This repository contains solutions for four data science tasks, each focused on different aspects of the data science workflow. Below is a detailed explanation of each task, the steps involved, and the expected outcomes. The tasks include Exploratory Data Analysis (EDA), Sentiment Analysis, Fraud Detection, and Predicting House Prices.
- Data Science Intern Tasks
Objective:
Perform an Exploratory Data Analysis (EDA) on the Airbnb Listings Dataset. The goal is to understand the data, clean it, and provide insights through visualizations.
Steps:
- Load the Dataset: Use Pandas to load and explore the dataset.
- Data Cleaning:
- Handle missing values using imputation techniques or removal.
- Remove duplicate rows.
- Identify and manage outliers using statistical methods or visualizations.
- Visualizations:
- Create bar charts for categorical variables.
- Plot histograms for numeric distributions.

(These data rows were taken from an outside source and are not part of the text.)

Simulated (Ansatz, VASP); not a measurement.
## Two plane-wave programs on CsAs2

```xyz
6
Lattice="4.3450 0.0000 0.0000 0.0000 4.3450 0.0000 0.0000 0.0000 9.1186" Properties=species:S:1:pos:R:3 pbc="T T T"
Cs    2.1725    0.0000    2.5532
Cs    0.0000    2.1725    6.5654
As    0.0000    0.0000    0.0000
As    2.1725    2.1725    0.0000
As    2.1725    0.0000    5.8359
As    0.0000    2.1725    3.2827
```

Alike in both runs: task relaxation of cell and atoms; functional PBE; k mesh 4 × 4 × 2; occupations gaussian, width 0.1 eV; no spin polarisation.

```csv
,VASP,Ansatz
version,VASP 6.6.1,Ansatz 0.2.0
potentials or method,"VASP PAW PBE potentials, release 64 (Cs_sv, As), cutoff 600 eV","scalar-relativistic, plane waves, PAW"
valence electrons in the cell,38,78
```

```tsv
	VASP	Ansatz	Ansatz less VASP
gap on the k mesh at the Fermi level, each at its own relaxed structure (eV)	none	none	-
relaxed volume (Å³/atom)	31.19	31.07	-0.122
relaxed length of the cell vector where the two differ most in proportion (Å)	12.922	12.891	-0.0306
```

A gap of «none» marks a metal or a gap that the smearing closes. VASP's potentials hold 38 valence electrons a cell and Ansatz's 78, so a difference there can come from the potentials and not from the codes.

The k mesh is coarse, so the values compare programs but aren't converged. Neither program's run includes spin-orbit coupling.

- Generate a correlation heatmap for numeric features.
Objective:
Build a sentiment analysis model using a dataset such as IMDB Reviews to predict sentiment (positive or negative) based on text input.
Steps:
- Text Preprocessing:
- Tokenize the text into individual words.
- Remove stopwords.
- Perform lemmatization for text normalization.
- Feature Engineering:
- Convert text data into numerical format using TF-IDF or word embeddings.
- Model Training:
- Train a classifier (e.g., Logistic Regression) to predict sentiment.
- Model Evaluation:
- Evaluate the model's performance using metrics like precision, recall, and F1-score.
Objective:
Develop a fraud detection system using a dataset like the Credit Card Fraud Dataset to classify transactions as either fraudulent or legitimate.
Steps:
- Data Preprocessing:
- Handle imbalanced data using techniques like SMOTE (Synthetic Minority Over-sampling Technique).
- Model Training:
- Train a Random Forest model to detect fraudulent transactions.
- Model Evaluation:
- Evaluate the system’s precision, recall, and F1-score.
- Testing Interface:
- Create a simple interface (e.g., a command-line input) to test the fraud detection system.
Objective:
Build a regression model from scratch to predict house prices using the Boston Housing Dataset.
Steps:
- Data Preprocessing:
- Normalize numerical features and preprocess categorical variables.
- Model Implementation:
- Implement Linear Regression, Random Forest, and XGBoost models from scratch (without using built-in libraries like
sklearn.linear_model
).
- Implement Linear Regression, Random Forest, and XGBoost models from scratch (without using built-in libraries like
- Performance Comparison:
- Compare the models using metrics such as RMSE (Root Mean Squared Error) and R² (Coefficient of Determination).
- Feature Importance:
- Visualize feature importance for tree-based models.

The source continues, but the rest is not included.